In Follow The Lost Umbrella I observed the site-seeing in Venice curious when does a place become worthful site-seeing. Additionally, I deliberatley separated the reading of the text written as a report of this experience from the slide show that would usually follow the text in real time. I separate, or connect (?) these two elements by a walk, in order to emphasise it as an inseparable part of my work.
A few weeks later, I tried to observe the site-seeing in Vienna, the town in which I live for more than 10 years. What does it take to be a tourist at home? Is it possible at all? I remembered a ride in Prater, a popular amusement park in Vienna, that I visited and took almost every week in my first year of life in Vienna - Star Flyer. It was a funny coincidence that the only ride visible from a spot in which premises of my phd program are located is this one which I knew so well. I decided to revisit it, in order to take a picture of the building in which I study now, exactly from up there.

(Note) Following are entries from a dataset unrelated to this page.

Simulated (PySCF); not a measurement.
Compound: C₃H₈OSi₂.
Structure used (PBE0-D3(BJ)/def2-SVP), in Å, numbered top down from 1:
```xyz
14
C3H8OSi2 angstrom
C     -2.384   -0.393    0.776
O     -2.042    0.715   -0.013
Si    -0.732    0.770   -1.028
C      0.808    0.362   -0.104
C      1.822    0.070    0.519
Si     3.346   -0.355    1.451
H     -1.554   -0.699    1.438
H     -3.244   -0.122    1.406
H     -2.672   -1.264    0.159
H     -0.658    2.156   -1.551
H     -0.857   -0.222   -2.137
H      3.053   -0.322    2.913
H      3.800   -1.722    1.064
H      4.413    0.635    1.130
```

As always, I went for a walk and recorded videos of everything that triggered curiousity, thoughts, impressions. Afterwards, I would write notes about this experience, automatically without much control of order, I'd let memories come naturally, turning into observations. Then, after this story is written I would revisit the videos and take screenshots that I feel do add or follow or depart from the written part.
It turned out that my attempt of being a tourist at home was an hardly possible mission. As long as I felt familiar with what I see, or expexted to see, it was a frustrating experience. Only when I discovered an attraction, and in this case it was another girl feeling familiar with the ride she takes everyday for days, I could extract myself from my own feeling of being home, watching someone who feels more at home than me.